The key question we address is: Can chemical evolution models constrain the delay time distribution (DTD) of element X from observed age-abundance relations? Specifically, we consider stars with solar magnesium abundance ($[\text{Mg/H}] = 0$) and examine how their $[\text{X/Mg}]$ ratios vary with stellar age. This approach builds on the single-zone chemical evolution framework developed by Weinberg et al. (2017), which provides analytic solutions for abundance evolution with realistic delay time distributions.

In this work, we:

Adapt the Weinberg et al. (2017) framework to the specific case of $[\text{X/Mg}]$ evolution
Derive the mathematical relationship between observed age-$[\text{X/Mg}]$ trends and the underlying DTD
Solve for the DTD that produces a linear increase in $[\text{X/Mg}]$ with stellar age

2. Single-Zone Chemical Evolution Framework

2.1 Basic Equations

Following Weinberg et al. (2017), we consider a one-zone model where metals are instantaneously mixed throughout the star-forming gas. The evolution of element masses is governed by:

\[\dot{M}_{\text{Mg}} = m^{\text{cc}}_{\text{Mg}} \dot{M}_* - (1 + \eta - r) \dot{M}_* Z_{\text{Mg}}\]

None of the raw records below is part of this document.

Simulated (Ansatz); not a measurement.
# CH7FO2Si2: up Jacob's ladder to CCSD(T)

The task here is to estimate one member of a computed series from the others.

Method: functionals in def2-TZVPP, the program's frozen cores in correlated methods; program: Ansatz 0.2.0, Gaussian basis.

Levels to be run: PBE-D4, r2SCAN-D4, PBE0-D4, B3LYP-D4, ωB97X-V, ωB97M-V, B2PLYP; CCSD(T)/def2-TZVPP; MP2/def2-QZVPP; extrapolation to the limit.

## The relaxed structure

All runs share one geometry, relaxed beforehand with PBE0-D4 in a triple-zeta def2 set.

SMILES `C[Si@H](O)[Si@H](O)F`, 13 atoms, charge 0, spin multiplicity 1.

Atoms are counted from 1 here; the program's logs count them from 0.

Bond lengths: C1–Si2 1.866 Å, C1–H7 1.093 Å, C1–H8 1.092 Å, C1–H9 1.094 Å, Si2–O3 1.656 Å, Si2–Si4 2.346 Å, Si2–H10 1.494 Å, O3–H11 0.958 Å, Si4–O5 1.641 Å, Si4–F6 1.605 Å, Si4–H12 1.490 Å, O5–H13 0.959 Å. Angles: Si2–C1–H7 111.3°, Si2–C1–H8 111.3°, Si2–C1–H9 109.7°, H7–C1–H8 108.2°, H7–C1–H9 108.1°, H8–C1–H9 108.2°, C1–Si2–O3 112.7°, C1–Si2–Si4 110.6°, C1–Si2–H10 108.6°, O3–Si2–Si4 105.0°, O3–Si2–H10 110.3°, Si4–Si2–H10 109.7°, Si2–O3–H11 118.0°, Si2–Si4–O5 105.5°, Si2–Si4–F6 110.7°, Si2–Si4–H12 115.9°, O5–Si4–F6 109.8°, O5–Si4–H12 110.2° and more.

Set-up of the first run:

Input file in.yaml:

\[\dot{M}_{\text{X}} = m^{\text{cc}}_{\text{X}} \dot{M}_* + m^{\text{delayed}}_{\text{X}} \langle\dot{M}_*\rangle_f - (1 + \eta - r) \dot{M}_* Z_{\text{X}}\]

where:

$\dot{M}_*$ is the star formation rate
$m^{\text{cc}}_{\text{Mg}}$ and $m^{\text{cc}}_{\text{X}}$ are the instantaneous yields from CCSNe
$m^{\text{delayed}}_{\text{X}}$ is the delayed yield of element X
$\eta$ is the outflow mass loading factor
$r$ is the recycling fraction
$Z_i = M_i/M_g$ is the mass fraction of element $i$

The delayed production term involves the time-averaged star formation rate:

\[\langle\dot{M}_*(t)\rangle_f = \frac{\int_0^t \dot{M}_*(t') f(t-t') dt'}{\int_0^{\infty} f(\tau) d\tau}\]

where $f(\tau)$ is the delay time distribution we seek to constrain.

2.2 Solutions for Exponential Star Formation History

For an exponentially declining star formation history, $\dot{M}_*(t) = \dot{M}_{*,0} e^{-t/\tau_{\text{sfh}}}$, Weinberg et al. (2017) show that the equilibrium abundances are:

\[Z_{\text{Mg,eq}} = \frac{m^{\text{cc}}_{\text{Mg}}}{1 + \eta - r - \tau_*/\tau_{\text{sfh}}}\]

\[Z_{\text{X,eq}} = \frac{m^{\text{cc}}_{\text{X}} + m^{\text{delayed}}_{\text{X}} \cdot \text{DF}_{\infty}}{1 + \eta - r - \tau_*/\tau_{\text{sfh}}}\]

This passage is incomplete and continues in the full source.